Chicago largest recipient of Walton Family Foundation money for charter schools
By Lauren FitzPatrick Staff Reporter firstname.lastname@example.org January 8, 2013 6:02PM
Updated: February 10, 2013 5:47PM
The Walton Family Foundation, the philanthropic arm of Wal-Mart’s founder, gave more money to Chicago to start new charter schools last year than it did to any other city — $3.8 million.
That brings the total donated to Chicago schools to $22.8 million since 1997 by the largest private funder of charter school startups.
The foundation sees “high quality public charters” as a way to empower parents, said Ed Kirby, deputy director for Walton’s education reform efforts. The company was founded by Sam Walton.

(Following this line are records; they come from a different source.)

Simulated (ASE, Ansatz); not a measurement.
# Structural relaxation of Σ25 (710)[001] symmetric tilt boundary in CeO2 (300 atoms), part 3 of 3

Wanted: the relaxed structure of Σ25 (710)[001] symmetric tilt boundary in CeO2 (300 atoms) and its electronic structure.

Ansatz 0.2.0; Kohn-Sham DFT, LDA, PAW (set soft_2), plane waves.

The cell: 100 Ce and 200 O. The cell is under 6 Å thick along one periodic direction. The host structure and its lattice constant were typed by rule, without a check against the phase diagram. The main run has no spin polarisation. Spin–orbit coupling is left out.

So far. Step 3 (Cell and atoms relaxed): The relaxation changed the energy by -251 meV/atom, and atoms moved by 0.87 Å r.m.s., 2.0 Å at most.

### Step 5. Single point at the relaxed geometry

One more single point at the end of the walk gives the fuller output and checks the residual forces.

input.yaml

In 2012, the Walton foundation handed up to $250,000 in startup money to 13 new charter schools, some of which have already opened: KIPP Create College Prep Middle School, Noble-DRW Trading College Prep and Noble-Auburn Gresham, LEARN-6th Campus, an UNO elementary school, Catalyst-Maria Charter and the Montessori School of Englewood.
Christopher House Charter School and Chicago Collegiate Charter School, two of the 11 greenlighted to open in the fall, also were among the recipients. The Noble network also plans to open two more using the $1 million it received last year in Walton money, according to the foundation.
Charter schools, like neighborhood public schools, are funded by the government according to how many students they have but typically don’t receive any of that money until students are actually in the building attending classes.
“Generally, we’re providing operational support that helps a school address all its costs in its startup,” Kirby said. “Charters are fully public so they ought to be self sufficient with public funding in the long term.”
Chicago Public Schools says the district cannot continue to run its existing schools because there are more classroom spots than students. CPS has not yet said how many neighborhood schools it plans to shutter or consolidate for being under capacity as it stares down a $1 billion deficit by summer. In a move the Chicago Teachers Union calls “hypocrisy,” schools CEO Barbara Byrd-Bennett recommended two new charters for board approval last month — Chicago Collegiate is one of them.
Chicago International Charter School has received $4 million to date since opening in 1997, said CICS CEO Beth Purvis. Each $250,000 installation helped set up the new school in a similar way: furniture, library shelving, curricular materials — sometimes kitchen equipment. Best of all, the network didn’t have to go into debt as it was opening its doors, she said.
“They have been very generous donors to us,” she said. “You can’t underestimate the importance of this money.”